Choice is central to competitive markets. This is why multi-homing is considered one of the characteristics of effective competition in digital markets. It refers to a situation in which businesses as well as consumers use different channels to respectively buy and sell goods and services. A study by the European Commission on the distribution of hotel accommodation in the EU released last week presents new data regarding hotels’ sales channels, pointing to widespread and  strong multi-homing in the accommodation sector.

According to the study findings, the majority (72 percent) of independent hotels and all of the respondent hotel chains use more than one online travel agency (OTA) to distribute their rooms. Moreover, 78 percent of hotels sell directly online to consumers, e.g. via their own website. Other important marketing channels include metasearch websites and search/engine keyword advertising. All of these online channels are used in addition to offline distribution, which remains highly important for consumers and hotels: 80 percent of hotels sell offline directly to consumers, e.g. to people making reservations per telephone.

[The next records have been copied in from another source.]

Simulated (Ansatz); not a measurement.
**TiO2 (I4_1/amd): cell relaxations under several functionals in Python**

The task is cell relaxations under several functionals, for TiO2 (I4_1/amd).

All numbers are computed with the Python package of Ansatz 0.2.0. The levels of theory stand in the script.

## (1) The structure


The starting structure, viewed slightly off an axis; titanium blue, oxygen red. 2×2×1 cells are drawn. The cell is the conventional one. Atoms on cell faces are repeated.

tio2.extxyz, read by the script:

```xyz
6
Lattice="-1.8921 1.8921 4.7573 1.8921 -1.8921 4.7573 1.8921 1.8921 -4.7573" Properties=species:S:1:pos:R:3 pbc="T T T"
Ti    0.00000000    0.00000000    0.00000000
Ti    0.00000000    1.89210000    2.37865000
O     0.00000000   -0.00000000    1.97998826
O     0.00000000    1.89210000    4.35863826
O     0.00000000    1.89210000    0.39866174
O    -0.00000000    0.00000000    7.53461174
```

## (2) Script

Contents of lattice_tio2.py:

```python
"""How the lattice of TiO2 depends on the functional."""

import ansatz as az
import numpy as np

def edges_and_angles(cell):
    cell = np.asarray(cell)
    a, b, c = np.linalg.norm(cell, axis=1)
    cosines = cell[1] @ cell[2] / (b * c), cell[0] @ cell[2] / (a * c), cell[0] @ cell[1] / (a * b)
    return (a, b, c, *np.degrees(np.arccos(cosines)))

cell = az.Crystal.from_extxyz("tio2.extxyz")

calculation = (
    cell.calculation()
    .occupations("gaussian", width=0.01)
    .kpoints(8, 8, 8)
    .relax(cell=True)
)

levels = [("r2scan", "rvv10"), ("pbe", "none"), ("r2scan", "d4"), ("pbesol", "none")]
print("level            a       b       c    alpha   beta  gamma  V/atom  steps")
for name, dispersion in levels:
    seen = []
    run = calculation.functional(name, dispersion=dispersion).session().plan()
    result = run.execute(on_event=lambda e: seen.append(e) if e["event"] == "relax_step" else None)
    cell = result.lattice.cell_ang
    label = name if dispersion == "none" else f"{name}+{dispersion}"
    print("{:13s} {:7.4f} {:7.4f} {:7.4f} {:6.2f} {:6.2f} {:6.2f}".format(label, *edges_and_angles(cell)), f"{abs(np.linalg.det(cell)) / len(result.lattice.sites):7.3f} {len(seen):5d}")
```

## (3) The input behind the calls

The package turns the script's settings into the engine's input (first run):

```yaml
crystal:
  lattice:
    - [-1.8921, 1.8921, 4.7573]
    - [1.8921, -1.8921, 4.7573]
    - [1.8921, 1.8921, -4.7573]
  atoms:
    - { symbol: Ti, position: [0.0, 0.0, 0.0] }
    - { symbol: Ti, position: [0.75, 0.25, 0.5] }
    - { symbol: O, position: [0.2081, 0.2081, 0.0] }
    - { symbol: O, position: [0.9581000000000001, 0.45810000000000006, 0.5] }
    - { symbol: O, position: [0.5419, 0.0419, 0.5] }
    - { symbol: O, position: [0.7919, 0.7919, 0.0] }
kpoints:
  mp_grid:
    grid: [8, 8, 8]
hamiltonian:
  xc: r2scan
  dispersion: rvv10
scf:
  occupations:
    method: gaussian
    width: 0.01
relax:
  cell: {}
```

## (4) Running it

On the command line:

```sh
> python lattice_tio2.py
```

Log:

The study findings are particularly important in view of the recent and ongoing debates concerning online platforms and the challenges with online intermediation. In several sectors, businesses have become heavily dependent on a handful of big technology companies to reach consumers. The data collected for the accommodation ecosystem points in the opposite direction, indicating that hotels have a large range of options of sale channels and marketing opportunities to reach consumers including but not limited to online platforms (or OTAs in this case).

In addition, OTAs are found to have a strong positive impact on businesses’ performance. According to the study, a large majority of independent hotels (80%) and half of the hotel chains surveyed find that OTAs increase their total volume of bookings. Moreover, according to 63% of independent hotels, listing their rooms on OTAs also increases the number of bookings they get on their direct sales channels. This highlights that accommodations use OTAs because it is beneficial to them, not because they have to.

Interesting data also relates to the growing importance of Google Hotel Ads in the metasearch space. The study reports that it has become the leading metasearch website for hotels playing an increasingly pivotal role in hotel distribution and the visibility of hotels online. Google search is the gateway to travel tech competitors’ websites and has already been found guilty of anticompetitive practices to favour its own services in other verticals. In 2017, the European Commission fined Google for its abuse of dominant position in Shopping. The study on hotel distribution confirms that there is a risk that Google will soon take over another segment of the vertical search market and that further action by the EU is warranted.